Finding Product Market Fit Before you Run Out of Resources: The Hero’s Journey of Founding a New Company

founderIt’s always energizing to work with company founders, and a recent gathering of Clean Tech Midwest firms was no exception.  I was invited to participate in the event, which hosted more than 20 firms from the Midwest who are in the process of preparing their business plans for both regional and national competition. I shared my work around the Hero’s Journey with them, and as usual, their runway-level questions during our dialogue reminded us all of the need for getting together face-to-face and hashing things out.

The material I shared had two objectives:

  • The first was to help the teams consider whether they had chosen to deploy their hard won IP in the best market landing zone to achieve their goals.  
  • The second was to encourage them to become experts in both the full scope of the market and product fit balance – not just one half of the equation.
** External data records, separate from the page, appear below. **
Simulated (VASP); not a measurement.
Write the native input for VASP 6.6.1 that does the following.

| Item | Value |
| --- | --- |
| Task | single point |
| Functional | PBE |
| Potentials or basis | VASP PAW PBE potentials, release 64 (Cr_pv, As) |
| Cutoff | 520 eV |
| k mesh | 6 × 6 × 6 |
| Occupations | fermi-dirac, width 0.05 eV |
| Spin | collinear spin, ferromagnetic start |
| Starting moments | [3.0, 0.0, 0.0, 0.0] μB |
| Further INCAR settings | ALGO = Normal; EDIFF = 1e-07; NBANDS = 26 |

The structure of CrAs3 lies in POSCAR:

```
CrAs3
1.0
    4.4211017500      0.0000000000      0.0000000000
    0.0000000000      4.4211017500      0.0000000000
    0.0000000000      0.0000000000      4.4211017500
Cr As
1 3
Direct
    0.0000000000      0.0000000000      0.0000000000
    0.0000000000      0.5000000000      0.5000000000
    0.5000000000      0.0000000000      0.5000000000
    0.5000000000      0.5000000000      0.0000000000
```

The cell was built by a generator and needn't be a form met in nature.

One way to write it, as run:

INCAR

Understanding the Path to Growth

I use the acronym STRIDE to label the path from founding to profitable growth:

  • ST stands for Strategy and Tactics.  This is the early work that the initiating team does that becomes the originating work of the proposed business.  This phase includes creating the idea, and then building on the idea with tools like the Business Model Canvas and Value Proposition Canvas.
  • R stands for the reality part of the curve and is where the real IP gets built.  Every firm does its planning based on the best available insights before it departs on the discovery journey.  
  • I is for the integration of rich insights that are developed in the reality phase.
  • D is for deployment, when you have solved the first leg of developing a high-performing delivery system.
  • E is for extend, when the hard work of optimization is done, and the new product or service is fully integrated into the firm’s P&L’s.

To use a real-world example, let’s think about the path of today’s highly-refined mini vans.  Per this New York Times article, Chrysler had been thinking about the idea from the mid-1970’s (Strategy and Tactics).  When the chips were down, Lee Iacocca decided it was time to try and enter the reality phase by commissioning a unit based on a dated car chassis that was very underpowered and had soft suspension.  Once they had found a niche, they quickly took the feedback into the development team (see history here), and developed versions with more room, more power and better suspension.  By 1990, they had a refined Town and Country model (The E portion of the curve), where they had commanding market share that would power the P&L statement for decades.

Getting Much Deeper on the Product

For this group of entrepreneurs, the first piece will be to find a repeatable and sustainable solution to a market and not just an isolated customer.

The journey starts with true empathy for the client’s “jobs to be done.” The jobs to be done framework was pioneered by Clayton Christensen’s team at Strategyn (see link here).  The principle here is that client value is built in layers very similar to Maslow’s triangle, and once these true value elements are identified, they can be built into a foundation of true value for the client, versus the projected value that often conflates competitive elements into the mix and over complicates the solution.  

The Business Model is the Product

Founders are unique in so many regards.  They usually have a successful career in their chosen field, yet are driven by a need to be independent and do it better.  This drive to do it better gets them up early and into the office on weekends to pencil out new methods, products and services even though their friends and family can’t understand it.  Their drive is both a blessing and a curse, as they have an insatiable need to create, as well as business model patterns born from current experience.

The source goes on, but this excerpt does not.